I’m delighted to be hosting Alma Katsu, whose debut novel, The Taker, is just out this week. Booklist calls it, “An imaginative, wholly original debut” and says “readers won’t be able to tear their eyes away from Katus’ mesmerizing debut.” Alma is a SheWrites.com friend with whom I had a wonderful in person visit in D.C. during the Four Ms. Bradwells tour. I’ve heard the story of how this novel came to print over a nice glass of wine, and am delighted to have Alma share it here. – Meg
I grew up preferring the company of books. Like many readers, I tried writing my own stories and somehow got it in my head that since I enjoyed it, I should do it for a living. My naïve enthusiasm carried me through college, but it didn’t take long for me to realize that I wasn’t going to make a living writing fiction. Around this time, I was lucky enough to be offered a position at the National Security Agency. I’d been told that writers need to experience life to have something to draw on (I think what they were trying to tell me was that I hadn’t lived enough to have anything to write about), and I figured I was sure to do something interesting there. Still, I wasn’t much for international affairs and didn’t picture myself staying for more than a few years.

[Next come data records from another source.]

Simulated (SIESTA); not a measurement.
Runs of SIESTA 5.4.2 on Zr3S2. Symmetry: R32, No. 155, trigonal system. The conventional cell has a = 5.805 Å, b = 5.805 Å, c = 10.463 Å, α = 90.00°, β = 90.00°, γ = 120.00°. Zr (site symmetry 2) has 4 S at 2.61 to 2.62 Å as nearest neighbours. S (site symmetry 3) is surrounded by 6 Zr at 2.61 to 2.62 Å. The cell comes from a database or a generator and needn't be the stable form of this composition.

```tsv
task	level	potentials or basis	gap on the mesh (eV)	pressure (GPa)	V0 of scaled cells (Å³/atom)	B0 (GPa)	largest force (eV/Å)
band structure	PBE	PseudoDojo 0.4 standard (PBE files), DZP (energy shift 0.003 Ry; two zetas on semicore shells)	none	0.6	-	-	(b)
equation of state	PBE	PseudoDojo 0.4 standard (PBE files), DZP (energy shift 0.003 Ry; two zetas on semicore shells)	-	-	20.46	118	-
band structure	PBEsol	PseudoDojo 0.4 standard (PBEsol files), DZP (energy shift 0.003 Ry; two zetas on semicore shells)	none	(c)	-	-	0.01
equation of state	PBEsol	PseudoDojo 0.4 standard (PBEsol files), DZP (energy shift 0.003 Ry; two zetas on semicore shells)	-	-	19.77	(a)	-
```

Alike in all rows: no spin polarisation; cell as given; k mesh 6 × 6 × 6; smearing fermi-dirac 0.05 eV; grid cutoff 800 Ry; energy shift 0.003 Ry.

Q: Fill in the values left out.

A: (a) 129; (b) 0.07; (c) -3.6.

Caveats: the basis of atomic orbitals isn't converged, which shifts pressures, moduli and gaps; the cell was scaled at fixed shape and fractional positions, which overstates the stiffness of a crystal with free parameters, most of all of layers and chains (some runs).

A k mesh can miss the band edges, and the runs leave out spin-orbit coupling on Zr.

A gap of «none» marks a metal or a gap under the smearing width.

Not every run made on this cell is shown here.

I ended up staying for twenty years and eventually went on to work at CIA, too. All in all, I had a very interesting career, one that enabled me to travel overseas and to work on matters that never interested me before. For instance, I discovered that I had a knack for highly technical work—this despite hating math and science in school. But working in intelligence is incompatible with trying to get published: anything that puts your name “out there,” even if it’s not associated with your job, makes managers nervous. There are regulations governing publication outside the job, but how the various agencies choose to interpret those rules can change depending on the circumstances. After a few discouraging run-ins with the bureaucracy, I decided to stop writing and concentrated on my intelligence career. My writing was barely getting anywhere, and it was the day job that paid the bills, after all.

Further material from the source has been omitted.